My objective with Phaser 4 has always been to bring the codebase into the modern browser age and take full advantage of TypeScript. As well as that, it was an opportunity to revisit the API structure and redo things that weren't fully realized the first time around. I've been working solidly to this end and covering a lot of ground, so let's dive into the most recent updates.

Up until recently, I had been creating test after test, trying out different approaches and performance benchmarking various strategies. This had all been taking place using a WebGL2 Renderer and the first 34 or so tests were all built around it. You can read my previous logs for details about those. The problem, however, is that WebGL2 is effectively dead. While it has a moderately decent desktop presence, it will never appear on iOS. Given that represents a significant portion of mobile (perhaps not as large as you may think, but still enough to be a major consideration), it feels pointless pushing any further in this direction. We have the very well supported WebGL1 covering all bases today and the only real choice the future presents is WebGPU.

To this end, it was around test 35 that I decided to switch track and build out a revised WebGL1 Renderer. WebGL1 was always a requirement, anyway, just like Canvas is. This work was always going to happen, so it made sense to get started on it now rather than later. Longer-term, we'll move directly to WebGPU, as this is where the future of rendering on the web lies.

Canvas 4 Ever

Before I dive into the WebGL1 side of things, I just wanted to cover Canvas quickly. A number of frameworks consider canvas support as a "legacy" feature or have deprecated it away entirely. I understand the reasoning, after all, you can do so much more with WebGL and more importantly, support for it is virtually everywhere. Yet Canvas is far from dead and to this day has a couple of significant benefits. The first is that if the file size is an issue (as I know it is for a lot of devs here creating playable ads), then a Canvas Renderer is often more than enough and can easily be significantly smaller in size than even the most streamlined WebGL one. Secondly, new features are still being added to it.

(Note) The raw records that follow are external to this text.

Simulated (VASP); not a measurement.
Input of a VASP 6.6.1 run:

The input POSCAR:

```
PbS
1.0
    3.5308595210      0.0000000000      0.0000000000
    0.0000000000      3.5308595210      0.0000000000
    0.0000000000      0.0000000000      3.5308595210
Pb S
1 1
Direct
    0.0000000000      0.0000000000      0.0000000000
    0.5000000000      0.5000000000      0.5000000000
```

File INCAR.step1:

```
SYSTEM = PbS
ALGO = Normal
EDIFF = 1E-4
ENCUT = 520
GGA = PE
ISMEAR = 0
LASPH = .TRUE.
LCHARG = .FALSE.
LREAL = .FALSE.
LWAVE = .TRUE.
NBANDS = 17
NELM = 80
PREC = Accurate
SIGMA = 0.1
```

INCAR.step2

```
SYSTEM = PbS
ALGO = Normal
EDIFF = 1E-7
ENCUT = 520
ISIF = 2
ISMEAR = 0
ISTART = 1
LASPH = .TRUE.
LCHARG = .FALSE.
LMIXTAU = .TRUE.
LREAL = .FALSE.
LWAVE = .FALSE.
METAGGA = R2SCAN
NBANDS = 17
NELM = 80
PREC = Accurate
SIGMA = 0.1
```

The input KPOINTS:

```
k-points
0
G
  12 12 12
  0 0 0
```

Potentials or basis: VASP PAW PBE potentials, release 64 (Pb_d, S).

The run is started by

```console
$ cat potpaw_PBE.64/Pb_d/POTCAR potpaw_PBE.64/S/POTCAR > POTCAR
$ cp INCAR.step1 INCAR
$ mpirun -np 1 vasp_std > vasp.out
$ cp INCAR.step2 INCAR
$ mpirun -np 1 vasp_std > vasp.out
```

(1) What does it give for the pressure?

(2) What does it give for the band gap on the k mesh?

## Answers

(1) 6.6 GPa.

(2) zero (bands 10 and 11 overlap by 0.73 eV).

A few months ago at Chrome Dev Summit 2019, there was a great session talking about upcoming features such as the new Text Metrics API, which finally gives us accurate text measurements! Some new primitives and path constructs including rounded rectangles and ovals. The Recorded Pictures API, which allows you to record all of the commands a canvas receives and then play them back to the same canvas, or another one. And finally, there is the new Batched Draw Image API, allowing you to draw multiple images with a single API call. This is a significant feature in its own right.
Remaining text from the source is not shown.